Proceedings Article | 30 October 2007
KEYWORDS: Semiconductors, Lithography, Metrology, Silicon, Reliability, Image acquisition, Scanning electron microscopy, Finite element methods, Photomasks, Semiconducting wafers
The specification of photomask patterns is defined for each semiconductor device technology node based on the
ITRS (International Technology Roadmap for Semiconductors). The quality of the photomask patterns has been
managed by using a metrology tool for CD (Critical Dimension) and an inspection tool for pattern shape. According
to shrinkage of semiconductor device patterns, the lithography margin has gradually become smaller. Consequently,
the quality of photomask patterns has been managed by observing small lithography margin patterns in addition to
the conventional quality management patterns with the conventional metrology tool. Furthermore, recently, as each
successive device generation has become shorter, rapid improvement of not only turnaround time of photomask
manufacturing but also yield of semiconductor device manufacturing has become necessary. Therefore, the
importance of the flexible mask specifications concept is increasing. The quality of photomask patterns with respect
to the specifications is judged in terms of pass/fail based on the allowable lithography margin. The methodology
is that small lithography margin patterns are selected, micrographs of the selected photomask patterns are acquired by
a metrology tool, photomask pattern contours are extracted with the micrographs, resist patterns exposed on Si wafer
are simulated by using the photomask pattern contours with lithography simulation under actual exposure conditions,
the lithography margin is calculated and the quality of the photomask is judged in terms of pass/fail criteria based on
the lithography margin for each generation, device and layer.

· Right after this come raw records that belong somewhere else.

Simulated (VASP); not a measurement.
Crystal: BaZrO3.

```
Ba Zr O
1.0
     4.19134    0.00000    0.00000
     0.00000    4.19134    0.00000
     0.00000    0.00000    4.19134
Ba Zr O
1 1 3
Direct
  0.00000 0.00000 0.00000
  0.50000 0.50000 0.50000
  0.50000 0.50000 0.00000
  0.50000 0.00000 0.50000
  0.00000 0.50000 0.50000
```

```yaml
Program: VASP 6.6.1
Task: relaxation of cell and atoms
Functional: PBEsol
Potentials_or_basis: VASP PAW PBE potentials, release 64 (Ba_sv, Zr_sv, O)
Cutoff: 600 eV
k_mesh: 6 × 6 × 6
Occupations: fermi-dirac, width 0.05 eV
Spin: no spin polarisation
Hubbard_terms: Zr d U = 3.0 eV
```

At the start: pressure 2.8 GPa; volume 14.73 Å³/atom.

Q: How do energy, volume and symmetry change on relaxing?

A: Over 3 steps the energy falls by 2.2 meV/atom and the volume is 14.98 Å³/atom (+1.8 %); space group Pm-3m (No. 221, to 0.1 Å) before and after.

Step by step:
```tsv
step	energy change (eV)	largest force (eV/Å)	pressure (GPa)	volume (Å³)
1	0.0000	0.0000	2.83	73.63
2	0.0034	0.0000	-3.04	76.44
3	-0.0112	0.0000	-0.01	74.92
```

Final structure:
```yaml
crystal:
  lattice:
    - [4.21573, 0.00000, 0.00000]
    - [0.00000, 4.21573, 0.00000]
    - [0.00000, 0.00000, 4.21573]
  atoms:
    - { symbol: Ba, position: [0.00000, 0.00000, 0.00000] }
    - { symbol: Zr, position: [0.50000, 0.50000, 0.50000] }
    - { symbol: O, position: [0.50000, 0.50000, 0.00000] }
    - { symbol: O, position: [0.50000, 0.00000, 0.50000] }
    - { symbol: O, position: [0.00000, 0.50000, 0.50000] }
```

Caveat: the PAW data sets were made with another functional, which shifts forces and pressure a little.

For management of the quality of photomask patterns based on the flexible mask specifications, it is necessary to
measure two-dimensional patterns such as hot-spot patterns for each critical layer in devices having small lithography
margin. Therefore, in order to manage quality in the case of flexible mask specifications, a two-dimensional
photomask pattern contour extraction tool was studied and developed. The photomask pattern contour extraction
tool realizes the combination of acquisition of fine-pixel SEM images of the photomask patterns in wide field and
extraction of photomask pattern contours by using the acquired fine-pixel SEM images.
There have been many reports on the repeatability and reliability of CD and two-dimensional pattern metrology
tools based on the conventional specifications. However, there are very few reports on the repeatability and reliability
of photomask pattern metrology tools based on flexible mask specifications. In this paper, using small lithography
margin patterns, firstly, the fine-pixel SEM images of photomask patterns are acquired. Secondly, contours of the
photomask patterns are extracted with the SEM images. Thirdly, contours of resist patterns on Si wafer are simulated
with lithography simulation under actual exposure condition by using the actual photomask pattern contours. Finally,
the lithography margin is calculated by using FEM (Focus Exposure Matrix) for the simulated contours of resist
patterns. This flow is repeated. The lithography margin with this flow is compared with that of actual exposed
wafers. Repeatability and reliability of the lithography margin is evaluated. As a result, accuracy of the photomask
pattern contour extraction tool is discussed.